Course-PM

EEN025 Constraint programming and applied optimization lp1 HT20 (7.5 hp)

The course is offered by the Department of Electrical Engineering

Contact details

• Martin Fabian, examiner, https://www.chalmers.se/en/staff/Pages/martin-fabian.aspx
• Sabino Roselli, teaching assistant, https://www.chalmers.se/en/staff/Pages/rsabino.aspx

Course purpose

The course aims to give advanced knowledge about mathematical programming methods in general, and constraint programming in particular, and how these methods may be used for reasoning about and analyzing correctness and performance of systems. Typical applications are verification and synthesis of control functions for embedded systems, control and optimization of automated production systems, and communication systems. The course focuses on modeling, specification, simulation, verification, synthesis, and optimization.

Schedule

TimeEdit

Course literature

Martin Fabian, Lecture notes. Additionally, scientific papers, selected book chapters, and other extra material will be handed out. Different presentations of the same subject will be offered in an attempt to increase learning.

Course design

The course comprises lectures, exercises, and three hand-in assignments that address important parts of the course. These hand-in assignments involve modeling, specification, verification, synthesis, and optimization. The hand-in assignments may be peer-reviewed in a scientific conference type of setting.

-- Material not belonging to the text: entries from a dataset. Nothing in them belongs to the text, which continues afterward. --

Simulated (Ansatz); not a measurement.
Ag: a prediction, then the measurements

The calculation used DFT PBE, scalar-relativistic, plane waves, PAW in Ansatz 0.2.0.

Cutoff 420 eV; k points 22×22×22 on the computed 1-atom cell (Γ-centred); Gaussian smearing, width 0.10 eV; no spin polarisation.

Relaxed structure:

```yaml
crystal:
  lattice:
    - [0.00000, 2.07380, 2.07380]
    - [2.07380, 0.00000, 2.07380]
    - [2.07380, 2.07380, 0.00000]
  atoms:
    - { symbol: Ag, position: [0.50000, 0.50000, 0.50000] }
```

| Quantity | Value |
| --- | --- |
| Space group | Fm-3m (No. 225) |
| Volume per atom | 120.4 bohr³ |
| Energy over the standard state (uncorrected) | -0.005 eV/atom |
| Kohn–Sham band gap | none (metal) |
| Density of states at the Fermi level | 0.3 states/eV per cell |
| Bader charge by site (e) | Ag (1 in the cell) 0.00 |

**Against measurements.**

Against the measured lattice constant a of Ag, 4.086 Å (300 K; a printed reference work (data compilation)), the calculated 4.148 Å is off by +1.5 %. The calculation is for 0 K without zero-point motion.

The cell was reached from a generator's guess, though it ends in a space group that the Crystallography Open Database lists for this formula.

Lecture notes are available in the Files folder.

Slides for the introductory lecture are also available in the Files folder. This includes a (preliminary) lecture plan.

Changes made since the last occasion

For 2020, the lecture notes have been revised to give a more coherent presentation of the different, but similar, approaches to mathematical programming. Also, one hand-in now covers branch-and-bound search algorithms (Dijkstra's, A*).

For 2019, the lectures and the hand-in assignments have been significantly re-worked. Python is now used as a programming environment (for an excellent crash-course in Python, see here). There are now three hand-in assignments, one on linear programming modeling, one on job-shop scheduling, and one on constraint programming.

Learning objectives and syllabus

Learning outcomes:

After completion of the course the student should be able to:

• Understand the two mainstream paradigms of Mixed Integer Linear Programming (MILP), and Constraint Programming (CP).
• Explain the differences between MILP and CP, and be able to convert models from one paradigm to the other.
• Analyze and decide which paradigm is probably the better choice given different situations.
• Comfortably model optimization problems using either of the approaches.
• Use state-of-the-art modeling languages (AMPL) and general-purpose solvers (CPLEX, Gurobi, Z3)
• Understand and implement special-purpose heuristic algorithms such as A* and Dijkstra's.

Link to the syllabus on Studieportalen.

Study plan

Examination form

The examination is based on a conventional written exam (graded u, 3, 4, 5), together with passed hand-in assignments (graded pass or fail). No aids are allowed at the written exam. 

The hand-in assignments are carried out in groups of two. Hand-in deadlines are non-negotiable, but failed hand-ins can be reworked. For a final course grade, all of the assignments have to be passed.